Students that want to apply for this subject will have to priorly demonstrate their capabilities and interest in the topic, for example by identifing a few existing defects in the code base and propose ways of addressing them.

Skills:

  • programming skills needed - C/C++, awareness of software security issues and practices related to those languages
  • difficulty level - moderate/high

Possible mentor/co-mentor: Even Rouault (even.rouault at spatialys.com)

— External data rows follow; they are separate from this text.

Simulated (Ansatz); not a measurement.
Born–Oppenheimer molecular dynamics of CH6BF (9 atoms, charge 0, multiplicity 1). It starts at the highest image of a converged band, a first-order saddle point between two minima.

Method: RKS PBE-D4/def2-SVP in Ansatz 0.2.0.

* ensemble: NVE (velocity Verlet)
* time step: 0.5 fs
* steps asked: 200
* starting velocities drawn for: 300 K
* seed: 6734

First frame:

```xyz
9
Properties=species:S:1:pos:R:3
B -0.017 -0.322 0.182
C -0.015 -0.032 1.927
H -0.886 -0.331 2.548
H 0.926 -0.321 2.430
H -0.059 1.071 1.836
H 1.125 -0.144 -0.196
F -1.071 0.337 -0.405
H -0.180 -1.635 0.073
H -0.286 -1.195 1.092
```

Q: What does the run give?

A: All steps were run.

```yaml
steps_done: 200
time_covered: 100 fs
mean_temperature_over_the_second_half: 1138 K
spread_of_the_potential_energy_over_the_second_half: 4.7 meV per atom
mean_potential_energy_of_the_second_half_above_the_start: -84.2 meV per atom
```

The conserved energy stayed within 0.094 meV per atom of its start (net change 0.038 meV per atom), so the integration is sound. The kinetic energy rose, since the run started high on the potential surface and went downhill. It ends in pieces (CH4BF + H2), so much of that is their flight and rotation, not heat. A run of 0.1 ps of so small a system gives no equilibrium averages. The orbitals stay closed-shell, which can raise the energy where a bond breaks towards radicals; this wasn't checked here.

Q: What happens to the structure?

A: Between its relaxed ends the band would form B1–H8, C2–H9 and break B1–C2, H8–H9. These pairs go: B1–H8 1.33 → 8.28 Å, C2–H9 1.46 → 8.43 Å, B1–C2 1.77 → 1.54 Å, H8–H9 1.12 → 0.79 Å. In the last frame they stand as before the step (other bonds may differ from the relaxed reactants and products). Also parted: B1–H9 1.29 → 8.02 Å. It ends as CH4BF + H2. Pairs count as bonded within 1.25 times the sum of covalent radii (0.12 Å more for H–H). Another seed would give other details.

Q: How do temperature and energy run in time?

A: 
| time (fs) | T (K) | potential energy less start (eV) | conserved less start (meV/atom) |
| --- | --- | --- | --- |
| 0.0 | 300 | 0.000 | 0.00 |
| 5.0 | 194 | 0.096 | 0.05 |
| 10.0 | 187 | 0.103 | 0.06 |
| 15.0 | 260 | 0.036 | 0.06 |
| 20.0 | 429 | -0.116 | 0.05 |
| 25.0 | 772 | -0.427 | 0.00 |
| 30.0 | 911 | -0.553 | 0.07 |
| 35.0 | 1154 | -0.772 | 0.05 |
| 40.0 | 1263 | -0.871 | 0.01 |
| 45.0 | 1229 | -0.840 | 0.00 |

2. Integration of cpp GDAL utilities into GDAL core library

There has been expressed interest several times to have e.g. the VRTBuilder class included in GDAL core. This proposal extends the idea by integrating all functionality of cpp GDAL utilities into GDAL core, providing an unique entry point like

int GDALRunUtility(const char* pszArguments, GDALProgressFunc pfnProgress, void* pProgressArg, ...)

allowing something like the following syntax:

GDALRunUtility("gdal_translate in.tif out.tif -of PNG", NULL, NULL)
or
GDALRunUtility("gdalwarp $1 out.tif -t_srs EPSG:4326", NULL, NULL, hSrcDS)
or
GDALRunUtility("gdalwarp $1 &$2 -t_srs EPSG:4326 -of MEM", NULL, NULL, hSrcDS, &hOutDS)
or
GDALRunUtility("gdalbuildvrt out.vrt *.tif", NULL, NULL)
or
GDALRunUtility("gdalbuildvrt out.vrt $*", NULL, NULL, hSrcDS1, hSrcDS2, NULL)
or
GDALRunUtility("gdalbuildvrt &$1 $*", NULL, NULL, &hOutVRT, hSrcDS1, hSrcDS2, NULL)

where :
$X is substituted with a GDAL object (input)
&$X is substituted with a GDAL object (output)
$* is substituted with a NULL-terminated list of GDAL objects

The utilities then would be just a simple main that would call the library code.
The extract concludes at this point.